The fight over whether Brazil will join China in its global Belt and Road infrastructure initiative when Chinese President Xi Jinping pays a state visit to Brazil Nov. 20, is coming down to the wire. O Globo, a Brazilian Establishment daily with long-standing ties to the British monarchy, reported Oct. 28 that President Lula da Silva’s Special Foreign Policy Advisor Celso Amorim had “signaled” in an interview that Brazil will not sign onto the BRI.

Amorim told O Globo that Brazil intends to raise its relations with China to a new level, but insisted that “the key word is synergy. It’s not signing up, like an insurance policy. We’re not entering into an accession treaty. It’s a negotiation of synergies.” He added that the Chinese “talk about the Belt, but it’s not a question of joining. They give their side any name they want, but what matters is that these are projects that Brazil has defined and that will be accepted or not.”
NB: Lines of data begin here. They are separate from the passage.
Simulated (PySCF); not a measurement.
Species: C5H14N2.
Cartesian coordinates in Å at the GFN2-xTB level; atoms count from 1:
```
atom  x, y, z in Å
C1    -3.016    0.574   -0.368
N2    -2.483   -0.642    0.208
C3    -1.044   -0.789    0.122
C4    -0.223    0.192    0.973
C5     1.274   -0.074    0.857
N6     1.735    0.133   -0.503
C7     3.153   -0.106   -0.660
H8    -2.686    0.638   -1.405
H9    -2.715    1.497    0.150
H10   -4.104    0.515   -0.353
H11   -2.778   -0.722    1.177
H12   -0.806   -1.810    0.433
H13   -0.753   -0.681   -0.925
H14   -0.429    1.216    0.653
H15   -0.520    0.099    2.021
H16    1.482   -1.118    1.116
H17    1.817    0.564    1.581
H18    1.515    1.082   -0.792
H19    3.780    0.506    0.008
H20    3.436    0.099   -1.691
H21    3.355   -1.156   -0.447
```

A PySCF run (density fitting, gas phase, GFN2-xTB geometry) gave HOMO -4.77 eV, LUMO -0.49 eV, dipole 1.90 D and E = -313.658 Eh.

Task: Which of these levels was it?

“With this,” O Globo wrote, “Amorim signaled that Brazil should not formally join the Chinese program. Created over a decade ago, around 150 developing countries had to sign a memorandum of understanding to join the initiative.”

Brazil’s O Cafezinho editor, Miguel de Rosário, reported later the same day that he had spoken with Amorim to clarify if O Globo’s interpretation of his statement was correct. “Amorim replied that this is not the case,” de Rosário wrote. He quoted Amorim: “We’re going to work on synergies between China’s ‘One Belt, One Road’ project and Brazilian projects.”